It is for this reason that Goldman Sachs is a fan of the company. It currently has a buy rating and $3.90 price target on its shares. Goldman believes Bravura has a massive growth opportunity in the UK and ANZ markets.
Nearmap Ltd (ASX: NEA)
Another mid cap ASX share to look at is Nearmap. It is an aerial imagery technology and location data company.
Thanks to its technology, every day the company helps thousands of users conduct virtual site visits for deep, data-driven insights. It notes that this enables informed decisions, streamlined operations, and significant cost savings.
Demand for its offering has been growing strongly in the ANZ and North American markets over the last few years and has continued in FY 2021. Earlier this week, Nearmap released its full year update and revealed a record performance in the United States. This led to Nearmap outperforming its guidance in FY 2021.
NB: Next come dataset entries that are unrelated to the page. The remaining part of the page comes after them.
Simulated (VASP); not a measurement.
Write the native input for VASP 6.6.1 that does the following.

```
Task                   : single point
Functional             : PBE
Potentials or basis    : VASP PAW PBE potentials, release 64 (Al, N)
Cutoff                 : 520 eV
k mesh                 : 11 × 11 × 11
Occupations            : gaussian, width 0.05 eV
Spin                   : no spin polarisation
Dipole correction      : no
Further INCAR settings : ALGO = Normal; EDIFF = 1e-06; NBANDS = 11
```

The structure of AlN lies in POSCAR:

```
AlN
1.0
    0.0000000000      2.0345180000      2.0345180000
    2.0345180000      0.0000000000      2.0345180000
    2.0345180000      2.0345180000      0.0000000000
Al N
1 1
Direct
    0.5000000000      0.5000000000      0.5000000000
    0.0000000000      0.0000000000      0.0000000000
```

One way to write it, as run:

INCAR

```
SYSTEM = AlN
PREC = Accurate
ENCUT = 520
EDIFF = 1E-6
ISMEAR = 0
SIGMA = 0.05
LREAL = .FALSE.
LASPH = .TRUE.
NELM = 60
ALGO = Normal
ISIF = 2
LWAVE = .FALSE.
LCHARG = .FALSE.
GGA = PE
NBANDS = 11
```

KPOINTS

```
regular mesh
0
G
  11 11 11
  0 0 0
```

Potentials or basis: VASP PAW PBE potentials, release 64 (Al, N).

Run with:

It expects to report a 26% increase in annual contract value (ACV) to $133.8 million on a constant currency basis. This compares to its previously upgraded ACV guidance of $128 million to $132 million.
Looking ahead, management appears confident in its growth trajectory. It continues to target annualised contract value (ACV) growth of 20% to 40% per annum over the long term, with underlying churn of less than 10%.
Morgan Stanley remains bullish. This week the broker retained its overweight rating and $3.20 price target on its shares.